Why Single-Metric Evaluation Is Misleading

Consider two agents evaluated on SWE-bench Verified:

MetricAgent AAgent B
Resolve rate49%42%
Cost per instance$4.20$0.35
Median latency8 min45 sec
Safety incidents3 / 5000 / 500
Consistency (std dev)12%3%

A leaderboard showing only resolve rate ranks Agent A higher. But Agent B is 12x cheaper, 10x faster, safer, and more consistent. For most production use cases, Agent B is the better choice. The single-metric framing actively misleads.

Why It Matters

  1. Tradeoff-aware decision-making. Real deployment decisions involve tradeoffs between dimensions. A taxonomy makes these tradeoffs explicit and negotiable rather than hidden.
  2. Preventing Goodhart's Law. When a single metric becomes the target, agents (and their developers) optimize for it at the expense of unmeasured dimensions. A multi-dimensional taxonomy resists this.
  3. Stakeholder communication. Different stakeholders care about different dimensions: engineers care about accuracy, finance cares about cost, security teams care about safety, users care about latency. A taxonomy provides a shared vocabulary.
  4. Regression detection. Improving one dimension often regresses another. Multi-dimensional evaluation detects these regressions before they reach production.

Key Technical Details

  • The median SWE-bench instance costs 5.00 across frontier agents, but the distribution is heavily right-skewed -- some instances cost $50+
  • Agent latency follows a log-normal distribution: median and mean can differ by 3-5x
  • Safety evaluation is often binary per-incident but should be weighted by severity -- a credential leak is worse than an unnecessary file creation
  • Industry surveys show cost and latency are the most under-measured dimensions: teams frequently track accuracy but ignore efficiency
  • The Pareto frontier across dimensions is the right optimization target -- not maximizing any single metric

Common Misconceptions

"Accuracy is the most important dimension." For production systems, reliability and safety often dominate. An agent that solves 60% of tasks with zero safety incidents and low variance may be preferable to one that solves 75% of tasks but occasionally deletes files and has high run-to-run variance.

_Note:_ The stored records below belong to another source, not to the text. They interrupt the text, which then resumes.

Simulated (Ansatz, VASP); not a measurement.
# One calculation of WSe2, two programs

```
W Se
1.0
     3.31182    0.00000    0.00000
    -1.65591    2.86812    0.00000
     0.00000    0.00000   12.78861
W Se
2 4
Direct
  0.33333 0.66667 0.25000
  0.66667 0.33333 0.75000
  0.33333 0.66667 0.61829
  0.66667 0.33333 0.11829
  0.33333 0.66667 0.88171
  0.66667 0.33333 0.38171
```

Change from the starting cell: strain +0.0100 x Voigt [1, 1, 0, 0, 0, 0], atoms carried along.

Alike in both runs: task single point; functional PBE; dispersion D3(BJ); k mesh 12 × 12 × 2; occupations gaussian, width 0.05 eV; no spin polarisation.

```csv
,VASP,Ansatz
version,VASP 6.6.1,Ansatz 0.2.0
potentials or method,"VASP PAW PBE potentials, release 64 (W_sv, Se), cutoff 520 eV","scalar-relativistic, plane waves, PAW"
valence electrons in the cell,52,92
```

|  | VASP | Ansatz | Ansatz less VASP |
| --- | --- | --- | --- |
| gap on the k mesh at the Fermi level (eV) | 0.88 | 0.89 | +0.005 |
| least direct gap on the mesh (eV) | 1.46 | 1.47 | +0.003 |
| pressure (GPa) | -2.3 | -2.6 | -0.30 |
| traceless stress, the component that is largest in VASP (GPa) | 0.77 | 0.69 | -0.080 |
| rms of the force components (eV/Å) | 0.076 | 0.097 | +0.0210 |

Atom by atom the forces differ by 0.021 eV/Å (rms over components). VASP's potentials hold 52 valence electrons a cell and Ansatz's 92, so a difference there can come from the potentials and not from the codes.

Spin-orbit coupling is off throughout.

"Cost is just a scaling issue." Cost is a fundamental evaluation dimension, not a deployment detail. An agent that costs 10x more to achieve the same accuracy is a worse agent, full stop. Cost also constrains evaluation itself -- if each eval run costs $500, you cannot iterate quickly.

"These dimensions are independent." Dimensions interact strongly. Increasing the number of retries improves accuracy but increases cost and latency. Adding safety checks increases latency. Using cheaper models reduces cost but may reduce accuracy. Evaluation must capture these interactions.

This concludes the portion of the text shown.